The court finds the discussion of a councilman’s alleged criminal activities is relevant to a discussion of funding that the City intends to give to that councilman’s District. Indeed, this incident is exemplary of why it is unconstitutional to restrict speakers from making personal attacks in City Council meetings; it chills speech critical of elected officials, which is speech at the heart of the First Amendment. In one of the largest cities in the world, it is to be expected that some inhabitants will sometimes use language that does not conform to conventions of civility and decorum, including offensive language and swear-words.
As an elected official, a City Council member will be the subject of personal attacks in such language. It is asking much of City Council members, who have given themselves to public service, to tolerate profanities and personal attacks, but that is what is required by the First Amendment.
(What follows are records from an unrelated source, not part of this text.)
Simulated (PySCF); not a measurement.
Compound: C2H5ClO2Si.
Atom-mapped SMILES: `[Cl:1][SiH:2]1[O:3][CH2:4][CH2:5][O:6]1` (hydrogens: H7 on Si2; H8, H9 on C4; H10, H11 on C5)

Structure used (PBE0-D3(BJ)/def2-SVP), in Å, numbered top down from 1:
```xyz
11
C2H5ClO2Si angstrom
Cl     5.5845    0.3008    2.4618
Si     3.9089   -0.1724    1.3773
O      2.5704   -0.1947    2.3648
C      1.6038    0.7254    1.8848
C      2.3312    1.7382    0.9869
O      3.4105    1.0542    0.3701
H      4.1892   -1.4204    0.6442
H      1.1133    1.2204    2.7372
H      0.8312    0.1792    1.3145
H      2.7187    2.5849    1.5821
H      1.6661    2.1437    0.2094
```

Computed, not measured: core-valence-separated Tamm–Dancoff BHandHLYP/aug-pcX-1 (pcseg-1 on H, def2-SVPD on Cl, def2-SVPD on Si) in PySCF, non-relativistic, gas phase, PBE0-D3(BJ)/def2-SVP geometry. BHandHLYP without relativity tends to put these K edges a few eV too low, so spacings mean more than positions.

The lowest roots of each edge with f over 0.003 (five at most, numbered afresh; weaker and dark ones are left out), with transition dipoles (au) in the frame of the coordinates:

While the City Council has a right to keep its meetings on topic and moving forward, it cannot sacrifice political speech to a formula of civility. Dogg “may be a gadfly to those with views contrary to [their] own, but First Amendment jurisprudence is clear that the way to oppose offensive speech is by more speech, not censorship, enforced silence or eviction from legitimately occupied public space.” Gathright v. City of 18 Portland, Or., 439 F.3d 573, 578 (9th Cir. 2006).
The city that silences a critic will injure itself as much as it injures the critic, for the gadfly’s task is to stir into life the massive beast of the city, to “rouse each and every one of you, to persuade and reproach you all day long.” (#PLATO, Five Dialogues, Hackett, 23 2d Ed., Trans. G.M.A. Grube, 35 (Apology).) 24
The court GRANTS summary judgment to Plaintiffs on the as-applied challenge to the Rules of Decorum.